Oct. 07, 2012 @ 12:18 AM

Are you aware that four out of five of the Justices on the West Virginia Supreme Court of Appeals are from Charleston? The one exception is Chief Justice Ketchum from Huntington, and it took Huntington 40 years to get a justice on the Supreme Court.

Charleston makes up less than 3 percent of West Virginia's population, but it has 80 percent of the geographic representation on the Supreme Court. Doesn't the rest of West Virginia deserve some geographic representation on the court, too?

Right now, however, three of the four candidates running for the two open Supreme Court seats are also from Charleston. I am the only candidate who is not from Charleston.

What difference does it make, you may ask, if every justice follows the law, as they should? In theory, it should not matter, but every justice brings his or her experience and background to the bench to help reach the best decisions. As much as every good justice strives to be neutral and put bias aside, every justice views the law from a different lens. Not everyone agrees on what the law is, or we would not have so many 5-to-4 decisions at the U.S. Supreme Court.

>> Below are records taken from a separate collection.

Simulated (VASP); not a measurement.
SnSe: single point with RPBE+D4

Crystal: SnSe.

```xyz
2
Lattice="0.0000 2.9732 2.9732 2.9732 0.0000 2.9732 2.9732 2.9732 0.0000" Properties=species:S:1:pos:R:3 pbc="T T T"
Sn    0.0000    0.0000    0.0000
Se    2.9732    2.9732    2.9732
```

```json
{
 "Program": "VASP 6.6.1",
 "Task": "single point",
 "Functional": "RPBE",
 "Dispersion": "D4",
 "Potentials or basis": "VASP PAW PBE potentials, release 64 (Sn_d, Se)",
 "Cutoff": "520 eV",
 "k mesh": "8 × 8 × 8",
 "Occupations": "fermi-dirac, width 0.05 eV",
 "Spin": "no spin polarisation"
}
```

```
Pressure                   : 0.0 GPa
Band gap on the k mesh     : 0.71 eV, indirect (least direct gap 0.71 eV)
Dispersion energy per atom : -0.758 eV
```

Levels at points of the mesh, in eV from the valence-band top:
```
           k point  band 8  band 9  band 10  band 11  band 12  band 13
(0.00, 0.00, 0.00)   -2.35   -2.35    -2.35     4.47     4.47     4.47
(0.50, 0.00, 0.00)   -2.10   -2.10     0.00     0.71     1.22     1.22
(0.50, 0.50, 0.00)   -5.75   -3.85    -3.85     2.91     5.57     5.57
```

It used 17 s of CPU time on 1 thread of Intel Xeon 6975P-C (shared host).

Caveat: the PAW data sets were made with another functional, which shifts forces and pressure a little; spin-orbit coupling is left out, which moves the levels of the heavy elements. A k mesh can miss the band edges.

That is why we need diversity in areas such as religion or educational expertise. It would not be good to have all Catholics or all Protestants on the court, even though both have high moral values and would seek to uphold the rule of law.

In elected offices, we recognize that geographic location makes a big difference. That is why we have Senate and House districts spread around the whole state, rather than electing all our representatives from Charleston. When it comes to county commissioners, we recognize that even different areas of a county deserve different geographical representation, requiring that commissioners be elected from different areas of the county. Basic fairness demands some geographic diversity.

One big difference between the 3 percent of the state's population living in Charleston, and the majority of the State, is that 55 percent of the state's population lives within five miles of a border state. Huntington, Wheeling, Bluefield, Parkersburg, Morgantown and Martinsburg, where I work, are all near border states. Residents of those areas are personally aware of the economic competition from neighboring states.

As those of us who live in border areas know, competition from surrounding states impacts our jobs in West Virginia. When prices are cheaper in neighboring states due to lower taxes and less regulation, West Virginia citizens cross the border to shop and spend in other states, giving those states the jobs from those businesses as well as the tax revenue from those businesses and spending.

When a neighboring state has a better legal climate for businesses, businesses locate and invest in those neighboring states and create jobs there, rather than in West Virginia. A very recent survey of business leaders across the nation indicates that 7 out of 10 business leaders say that the legal climate is a "significant factor" in determining where their businesses should expand and grow.

Unfortunately, in that same survey, by the U.S. Chamber's Institute for Legal Reform, West Virginia has been rated for the fifth consecutive time as having the worst lawsuit climate in the nation. That's right, in terms of legal climate, West Virginia ranks dead last, 50 out of 50.

One of the major reasons given for West Virginia's poor legal reputation is the lack of an intermediate court of appeals, where citizens and companies can automatically appeal adverse decisions of circuit courts. West Virginia is one of only two states in the nation without an intermediate court of appeals. I favor the creation of an intermediate court of appeals, with geographical divisions.

Yes, there have been some more recent improvements, but not enough. With my extensive experience as a circuit judge, as a Supreme Court Fellow at the U.S. Supreme Court, as a Reagan appointee at the U.S. Department of Justice, and as a state senator, I will seek to make our court system one we West Virginians can be proud of, rather than one that is held in low esteem across the nation.

John Yoder, of Harpers Ferry, is a Republican candidate for the West Virginia Supreme Court of Appeals.